In today’s more demanding environment for private assets, diversification can no longer be taken for granted. It must be built deliberately
According to Samy Chaar, Partner and Group Chief Economist at Lombard Odier, the global backdrop calls for vigilance, but not disengagement. Global competition for capital expenditure is intensifying, particularly around artificial intelligence, and tensions in the Middle East remain a source of concern. However, at this stage, these risks do not appear to challenge the major economic balances. Crucially, he argues, the private sector is entering this period from a position of relative strength, with balance sheets far stronger than they were 15 years ago. For the economist, the course of action is therefore clear: investors should remain invested, while continuing to “stress test” portfolios against macroeconomic risks.
Performance: short-term pressure, long-term support
Questions around the performance of private assets are understandable. As Daniel Matson, Global Head of Private Assets, points out, the past three years have been more challenging for certain parts of private markets. Private credit, in particular, has come under closer scrutiny.
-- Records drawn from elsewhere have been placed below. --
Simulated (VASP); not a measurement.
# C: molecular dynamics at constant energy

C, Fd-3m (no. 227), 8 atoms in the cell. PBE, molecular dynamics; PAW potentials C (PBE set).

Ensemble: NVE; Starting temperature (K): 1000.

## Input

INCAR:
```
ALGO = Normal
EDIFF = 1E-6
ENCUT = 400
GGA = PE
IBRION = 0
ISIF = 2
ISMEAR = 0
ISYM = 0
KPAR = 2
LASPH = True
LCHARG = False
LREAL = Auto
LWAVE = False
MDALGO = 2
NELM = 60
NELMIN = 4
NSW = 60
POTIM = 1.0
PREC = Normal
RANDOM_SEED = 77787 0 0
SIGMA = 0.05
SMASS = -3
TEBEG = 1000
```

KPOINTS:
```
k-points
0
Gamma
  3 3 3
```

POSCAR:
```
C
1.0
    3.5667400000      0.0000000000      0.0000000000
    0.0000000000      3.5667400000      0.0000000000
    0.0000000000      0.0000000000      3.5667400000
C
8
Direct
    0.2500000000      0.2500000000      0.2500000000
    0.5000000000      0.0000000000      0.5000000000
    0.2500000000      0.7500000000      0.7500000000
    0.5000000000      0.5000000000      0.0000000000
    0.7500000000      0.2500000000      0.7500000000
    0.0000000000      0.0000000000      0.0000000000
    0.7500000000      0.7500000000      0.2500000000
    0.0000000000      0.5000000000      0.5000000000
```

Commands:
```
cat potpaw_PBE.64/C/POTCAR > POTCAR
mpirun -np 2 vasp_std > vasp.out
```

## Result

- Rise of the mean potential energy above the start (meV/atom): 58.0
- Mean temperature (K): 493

The long-term picture, however, tells a different story. Over time, private assets have continued to deliver returns above listed markets, with the premium particularly evident in Europe1. In private credit, yields are expected to gradually normalise after a period marked by higher interest rates and a significant inflow of non-institutional capital, some of which has since retreated. Importantly no major systemic risk has been identified, at this stage.
A similar observation applies to artificial intelligence. The sector is characterised by intense competition between established technology leaders and new entrants. Here again, selectivity is critical, with a prudent approach and managers whose experience has been thoroughly tested.
The structural advantage of the mid-market segment
One theme stood at the heart of the discussions: the enduring strength of the “mid-market”, defined as companies generating annual revenues between USD 10 million and USD 300 million. These businesses account for the vast majority of the market and offer significant depth.
For Gonzague Bernard, Head of Investments, Private Assets, the structural advantages of this segment are still too often underestimated. Mid-sized companies can provide more attractive entry points, greater scope for operational value creation, and less dependence on market conditions than their larger peers, which are often waiting for the perfect IPO window. They are also less exposed to the herd effects that sometimes characterise the most high-profile segments of private equity.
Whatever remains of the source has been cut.